Quantum Computing in Finance: The Next Digital Arms Race? 37

By Nguyen X. P., Chief Artificial Intelligence Officer at FPT Software

According to Domo, a human creates at least 1.7MB of data per second. As the amount of data continues to grow along with the rise of 5G and IoT, classical binary computing has its limitations in yielding big and meaningful insights, making quantum computing one of the fastest-growing digital trends, especially in the financial sector.

The concept of quantum computing first originated in the 1980s when physicists started considering an entirely new approach to solving calculations by using the intrinsic, quantum mechanical properties of matter. Built upon phenomena of quantum mechanics such as superposition and interference, the biggest difference between a quantum and a classical computer is the basic unit of information used – the bit. While a classical bit can only be in one of two states – 0 or 1, a quantum bit (or qubit) can take on more than one state at a time. This phenomenon is called superposition. Superposition effectively intensifies the qubits’ power and capacity, which allow calculations to be run at higher speed and at lower power consumption.

Quantum computing as an opportunity

Quantum technology is expected to break through today’s complicated trading landscape by helping investment leaders brush up and rebalance portfolio diversification and investments, to better fit the market conditions as well as responding to investor goals. Of all the promising opportunities, Option Pricing remains one of the most popular. It is an algorithmically provable quantum advantage with provable benefits compared to the classical Monte Carlo method. Other use cases for financial services may include issues related to fraud detection, portfolio risk optimisation and transactional settlement.

Being a step change in computational performance, quantum computing is still in its early stage; however, as it develops at a striking rate, it may soon transform a range of financial services applications. BFSI giants like Mitsubishi Financial Group, Citigroup or Wells Fargo have all started to invest in and experiment with quantum computing applications. According to the World Economic Forum, the global market for quantum computing is projected to reach over 10 million US dollars by 2024. McKinsey also agrees that the financial industry is going to be the most likely sector to reap significant rewards from this technology in the next few years.

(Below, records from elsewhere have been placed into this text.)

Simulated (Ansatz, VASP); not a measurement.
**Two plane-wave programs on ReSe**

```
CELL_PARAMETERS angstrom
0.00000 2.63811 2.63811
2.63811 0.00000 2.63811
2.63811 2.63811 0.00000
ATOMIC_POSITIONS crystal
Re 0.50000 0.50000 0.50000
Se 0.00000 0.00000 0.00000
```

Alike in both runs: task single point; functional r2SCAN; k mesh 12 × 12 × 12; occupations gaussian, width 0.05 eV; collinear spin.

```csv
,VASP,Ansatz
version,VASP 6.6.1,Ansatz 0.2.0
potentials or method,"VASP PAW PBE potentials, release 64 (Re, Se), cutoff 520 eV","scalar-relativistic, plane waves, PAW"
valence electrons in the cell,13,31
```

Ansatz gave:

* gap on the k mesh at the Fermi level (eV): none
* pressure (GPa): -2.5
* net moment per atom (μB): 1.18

A hybrid-classical approach 

Trading optimisation and investment portfolio optimisation have been among the most common issues for financial institutions. Addressing these problems using classical computing is an onerous process. Usually, an investment portfolio would contain dozens or even hundreds of assets and cover multiple periods, which a classical computer is unable to yield an accurate answer for within an acceptable time frame. These devices might clash, take too long to respond, or worse, turn up with inaccurate results.

This is when quantum computing-enabled tools and quantum-based algorithms come to the rescue. With their unique capability of working with numerous variables simultaneously, they could quickly narrow down the number of possibilities that need to be explored. Classical computing could then be used to pinpoint the best answer. Such an approach is more robust, flexible, seeks to improve algorithms with higher error tolerance, and is expected to be necessary to unfold the full potential of quantum methods.

Prepare for a quantum powered future 

Many firms, especially large banks in Europe and America, have already realised the importance of big data processing. These businesses have proactively started building partnerships with quantum developers and technology experts to discover new capabilities and leverage their cloud capability, while scouting for potential investments for a smooth adoption process.

However, solving the puzzle of quantum computing is not a one-day process. McKinsey forecast that by 2030 the number of quantum computers operated will amount to only 2,000 to 5,000 units, whereas the hardware needed to solve its problems may not exist until 2035 or beyond. Quantum AI is estimated to arrive during the late 2020s at the earliest. Until then, businesses are expected to adopt hybrid approaches to counter their optimisation issues.

As progress is being made, quantum computing is still in its nascent stage compared to the complex financial problems it is inquired to solve. However, given the potential quantum computing holds, quantum computers will revolutionise the financial industry and start generating value by the mid-2030s. The societal impact may not be instant, but it is crucial for business leaders to prepare for this first wave of industries and get ready to harness its potential.